Russia’s increasingly-cordial relationship with China has led to the finalisation of the long-proffered agreement to connect the two countries via a gas supply pipeline. More than a decade of false dawns, overly-optimistic declarations and geopolitical wrangling have been finally settled, paving the way for Russia and China to conclude the deal in Beijing this week, when President Vladimir Putin visited his Chinese counterpart.
The $400 billion deal between CNPC and Gazprom is for 38 Bcm/year over a 30-year period, with the option to raise this to more than 60 Bcm if pipeline capacity reaches potential.
Reuters reported on 13th May that: “The energy sector is arguably the most attractive at this stage as China attempts to close coal-fired power stations and raise natural gas consumption by 11% this year.”
In a clear show of intent to the west, in the face of disastrous credit drains out of Russia since the escalation of the Ukraine crisis, Moscow wanted to prove that it has major gas customer options and few customers are more appetizing to the world’s largest exporter of piped gas than China.
Ironically, the wrangling over the past two decades often concerned pricing, and the lack of willingness on Moscow’s part to budge. But China is now gaining major concessions as Russia begins to appreciate the potential long-term impacts of the Ukrainian crisis with key customers in western Europe.
Implications for Canadian LNG? But what will this mean for Canadian LNG export dreams, and, in particular, British Columbia’s hopes to supply Asia with tens of millions of tonnes of LNG by 2020?
The key issue of pricing will be the most significant concern for Canada, which will pin hopes on being able to compete for Asian business and come in at a more competitive rate than is currently being paid at present (Japanese LNG, for example, has tipped past $14.50/MMBtu all year).
The new Russia-China deal is touted by market analysts to be set somewhere between $10-$11/MMBtu – which would deal a severe blow to Canadian hopes due to the significant capital expenditure and shipping costs that would have to be factored in to any potential long-term agreements with Asian customers, before construction of green-field export terminals have even reached final investment decision.

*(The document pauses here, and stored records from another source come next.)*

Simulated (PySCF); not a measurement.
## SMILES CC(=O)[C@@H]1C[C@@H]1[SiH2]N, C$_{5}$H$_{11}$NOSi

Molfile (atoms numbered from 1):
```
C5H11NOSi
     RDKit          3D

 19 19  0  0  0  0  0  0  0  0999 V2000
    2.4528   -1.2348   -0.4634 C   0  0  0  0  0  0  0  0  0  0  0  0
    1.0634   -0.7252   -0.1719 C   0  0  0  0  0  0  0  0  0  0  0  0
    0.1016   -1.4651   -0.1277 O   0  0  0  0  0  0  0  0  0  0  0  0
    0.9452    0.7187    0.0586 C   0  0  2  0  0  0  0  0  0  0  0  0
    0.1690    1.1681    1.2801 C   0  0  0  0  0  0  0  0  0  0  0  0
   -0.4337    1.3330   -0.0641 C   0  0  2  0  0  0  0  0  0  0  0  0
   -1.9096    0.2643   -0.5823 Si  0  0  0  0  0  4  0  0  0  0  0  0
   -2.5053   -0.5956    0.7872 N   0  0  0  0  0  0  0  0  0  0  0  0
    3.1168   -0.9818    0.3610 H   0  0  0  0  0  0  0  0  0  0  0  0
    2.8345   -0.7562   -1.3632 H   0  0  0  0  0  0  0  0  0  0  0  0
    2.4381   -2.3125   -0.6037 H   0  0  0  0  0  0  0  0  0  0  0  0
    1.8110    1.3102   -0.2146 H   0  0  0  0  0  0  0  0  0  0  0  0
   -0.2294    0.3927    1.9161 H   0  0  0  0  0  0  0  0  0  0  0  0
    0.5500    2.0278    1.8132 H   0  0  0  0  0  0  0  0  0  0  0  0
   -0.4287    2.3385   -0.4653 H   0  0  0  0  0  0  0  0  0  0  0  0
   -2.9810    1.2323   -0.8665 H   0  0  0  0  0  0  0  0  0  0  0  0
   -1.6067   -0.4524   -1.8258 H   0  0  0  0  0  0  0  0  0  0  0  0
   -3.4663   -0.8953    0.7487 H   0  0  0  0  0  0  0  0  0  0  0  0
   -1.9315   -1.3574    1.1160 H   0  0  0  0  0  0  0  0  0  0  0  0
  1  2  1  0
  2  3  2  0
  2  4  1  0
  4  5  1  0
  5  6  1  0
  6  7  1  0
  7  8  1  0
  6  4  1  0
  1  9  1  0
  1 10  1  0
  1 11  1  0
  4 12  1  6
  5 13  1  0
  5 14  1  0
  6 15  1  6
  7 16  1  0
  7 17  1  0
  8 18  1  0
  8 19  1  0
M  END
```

These prices would put China on a par with established European customers such as Germany, and although Gazprom is expected to barely break even at any rate under $11/MMBtu, it is likely that Russia was prepared to offer these lower prices in exchange for prepayment to boost much-needed national finances at a time when cash is flooding out of the country.
Nathan VanderKlippe, writing in Canada’s “Globe & Mail” recently noted: “Implicit in these plans are a challenge to the rest of the world, not least Canada. If Russia succeeds, it will displace gas supplies from other countries eager to sell to China. Academics and financial analysts say it stands to cut prices in the daily LNG trade by $2/MMBtu, a direct challenge to the profitability of potential export projects in Canada.”
Potential investors in Canadian LNG export plans need to watch Russia’s movements carefully and be prepared to make some tough decisions in the coming months if export plans are to come to fruition as many hope.